Davos:the Final Day

Caritas Internationalis, Secretary General, Vatican City State / Lesley-Anne Knight

Returning to Rome from Davos, I have mixed feelings about this year’s World Economic Forum. I have been encouraged by the discussions on values, which have featured prominently this year and have been the main focus of my contributions. It has been interesting to see how the business and finance communities have engaged with this topic. I have been pleased to spot at least one banker attending sessions at which I have spoken!
I have also been impressed with how participants have got behind the relief efforts for Haiti, encouraged to a large extent by President Bill Clinton.

The World Economic Forum is good at responding to crises, at identifying innovative solutions, at tackling new challenges – in the words of this year’s theme, at “rethinking, redesigning and rebuilding”. But what concerns me is that the old, chronic problems of the world – like poverty, for instance – should not be neglected.

A session on the Millennium Development Goals, held in the main Congress Hall and featuring an impressive panel including the prime minister of Zimbabwe Morgan Tsvangirai, attracted a disappointingly small audience, comprised, as far as I could see, mainly of NGO representatives and politicians. The session highlighted the considerable progress that has been made and the need to keep the momentum going. Microsoft founder and philanthropist Bill Gates stressed the need to keep up pressure on governments to honour their financial commitments to achieving the MDGs. Former New Zealand prime minister Helen Clark, who now heads up the UN Development Programme, said that the delivery of financial aid to Africa was woefully below target and that there was a strong moral case for governments to honour their commitments. Jeffrey Sachs of the UN Millennium Project said that the lack of finance had nothing to do with the global recession but was a deep-seated political problem.

My final input to the World Economic Forum was as discussion leader at a workshop entitled “Lessons from the Past to Redesign Future Values”, organised by the Faith Communities at the Forum. Taking part were policymakers and leaders from business and NGOs, social entrepreneurs, academics and media representatives. The discussions made clear that international institutions are underperforming on core objectives such as poverty eradication, sustainable economic growth, human security, conflict avoidance and many more.

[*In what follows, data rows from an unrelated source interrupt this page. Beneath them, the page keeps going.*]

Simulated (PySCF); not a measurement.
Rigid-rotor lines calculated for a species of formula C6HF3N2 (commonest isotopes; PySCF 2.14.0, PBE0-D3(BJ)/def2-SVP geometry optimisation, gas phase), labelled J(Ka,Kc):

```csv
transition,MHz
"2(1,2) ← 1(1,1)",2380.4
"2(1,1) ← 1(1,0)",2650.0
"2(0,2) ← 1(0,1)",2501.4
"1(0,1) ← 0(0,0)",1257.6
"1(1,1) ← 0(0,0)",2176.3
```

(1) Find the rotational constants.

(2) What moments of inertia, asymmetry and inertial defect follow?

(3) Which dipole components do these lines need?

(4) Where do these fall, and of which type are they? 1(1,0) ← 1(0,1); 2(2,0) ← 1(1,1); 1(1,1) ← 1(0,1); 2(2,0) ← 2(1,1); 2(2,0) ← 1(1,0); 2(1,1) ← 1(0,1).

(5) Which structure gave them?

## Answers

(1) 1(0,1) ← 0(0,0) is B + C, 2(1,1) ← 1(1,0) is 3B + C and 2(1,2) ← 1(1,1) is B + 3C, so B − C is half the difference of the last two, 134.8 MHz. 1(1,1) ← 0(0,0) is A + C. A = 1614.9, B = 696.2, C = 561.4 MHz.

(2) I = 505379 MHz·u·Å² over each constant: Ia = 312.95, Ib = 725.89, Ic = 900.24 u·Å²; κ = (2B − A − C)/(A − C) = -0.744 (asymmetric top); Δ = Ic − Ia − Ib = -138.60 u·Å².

The aim of the two hour debate was to learn about historical shifts in values and to design a new vision for the values that should underpin our global economy and society. Among the other discussion leaders were Jody Williams, Nobel Peace Laureate and Chair of the Canadian Nobel Women’s Initiative, Rabbi Awraham Soetendorp of the Soetendorp Institute for Human Values in the Netherlands, Valdis Zatlers, President of Latvia, Michael Useem, Professor of Management and Director, Centre for Leadership and Change Management, The Wharton School, University of Pennsylvania, and David Tuckett, Professor of Psychoanalysis and Director of the Conference Programme, University College London.

As is often my experience, when people from such different professional and cultural backgrounds come together in conversation, we find common values which unite us around shared objectives without difficulty. These were outlined as being respect for the dignity of every human person, solidarity and concern for the common good and care for the most vulnerable in our society. But can our financial institutions now put these into practice? Can they be motivated not solely by profit but also genuinely serve the common good? Will development aid be targeted at meeting the needs of the poor rather than the national interests of donors? As Caritas people, as the sign and action of God’s love for all humanity, this must remain our hope.